Berkonomics

Can you stop a talented employee from leaving for a new career?

We’d all like to retain our best managers and employees forever or at least for as long as possible.  But sometimes our corporate wants and needs conflict with what is best for an employee and their career development.  We cannot legally stand in the way of an employee resigning to pursue a dream, but we can leave a bad taste with that person and chip away at our corporate culture by not cooperating or even helping the employee move on. 

Celebrate the transition

It doesn’t take much to publicly wish a departing employee well, to throw a small celebration, to coach the outgoing person if asked, and to listen and receive fair criticism at the moment of the exit interview. 

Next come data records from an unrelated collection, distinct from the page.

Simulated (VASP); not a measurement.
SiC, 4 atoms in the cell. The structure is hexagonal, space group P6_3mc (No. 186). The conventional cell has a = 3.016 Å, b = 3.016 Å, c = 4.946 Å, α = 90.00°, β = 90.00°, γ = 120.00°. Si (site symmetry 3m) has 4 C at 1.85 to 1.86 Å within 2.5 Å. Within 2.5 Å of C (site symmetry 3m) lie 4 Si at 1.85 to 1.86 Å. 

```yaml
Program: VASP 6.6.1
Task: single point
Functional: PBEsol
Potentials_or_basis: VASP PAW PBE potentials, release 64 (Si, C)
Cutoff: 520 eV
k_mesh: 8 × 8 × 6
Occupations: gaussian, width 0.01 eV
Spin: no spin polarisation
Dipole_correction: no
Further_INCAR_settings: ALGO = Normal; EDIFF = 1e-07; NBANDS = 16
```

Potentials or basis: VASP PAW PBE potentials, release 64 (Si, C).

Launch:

Feel good about the former employee’s success

And sometimes, the story that results is one that joins the ranks of super-tales, to be told again and again.  I’m sure many of you have heard this story from me in one form or another.  Here it is in the context of a leader’s responsibility.  And not to spoil it for those who haven’t heard it, your groans of sympathy are certainly allowed…

Here is one such departure story I tell often.

[Email readers, continue here…] Tom rose through the programming ranks to become the chief architect of my software company, with 26 programmers in his fold.  The company had grown to 233 employees and served 16% of all automated hotels worldwide at that time.  Each week, Tom and I would have an informal lunch and discuss issues that ranged far and wide.  Tom almost always had ideas to contribute, particularly about marketing programs and opportunities.

How to handle it when a valued employee wants to move on?

One day Tom came to me and said, “I want to transfer to marketing. I am tired of programming.”  “But Tom”, I protested,” you are in charge of the family treasure.  All of us depend upon you.  Oh, the humanity…”  Tom insisted, and nothing I could say would stop him from resigning, selling his home, and moving away. Five years later, I received an email from Tom.  I keep that email in my leather note portfolio, carrying it with me wherever I go, pulling it out often to read portions to audiences during my workshops, or just for fun to fellow private equity investor friends. 

An email to preserve and show

“Hello again, Dave,” it began. “After looking around a lot, I have landed as employee number seven at a Seattle-based startup called Amazon.com.”  Tom goes on to extol the opportunities, describe his job in marketing with creative opportunities at every turn, and then… “My founder is in round two of capital-seeking, looking for increments of $100 thousand, and if you’d like, I’d be happy to introduce you…”

In one of the most understated several word paragraphs in history, I responded by email, “Gee, Tom. Good to hear from you.  Keep me informed.”  After recounting this story, I then ask my audience to guess what an August 1995 angel stage investment in Amazon might have been worth at the IPO just a few years later, getting lots of range in the responses.  The answer is $33 million.  $33 million return from $100 thousand investment, or 330 to1. That story always gets a laugh as most everyone of us recalls the deal we didn’t do, the investment we didn’t make, the opportunity we shunned that turned to gold.

And it can get better over time

After telling that story to a large audience at an international meeting of early-stage investor group managers, two of them pulled me aside as I came off the stage, showing me their iPad graph of where Amazon had grown to by then. If held for all those years, that $100 thousand investment would have been worth over three billion, they stated. 

Wow!

So, you never know what good things will someday come, especially from talented, driven associates you nurtured but released into the wild when their time came.  Or whether you should invest in those who introduce you to a new opportunity as a result.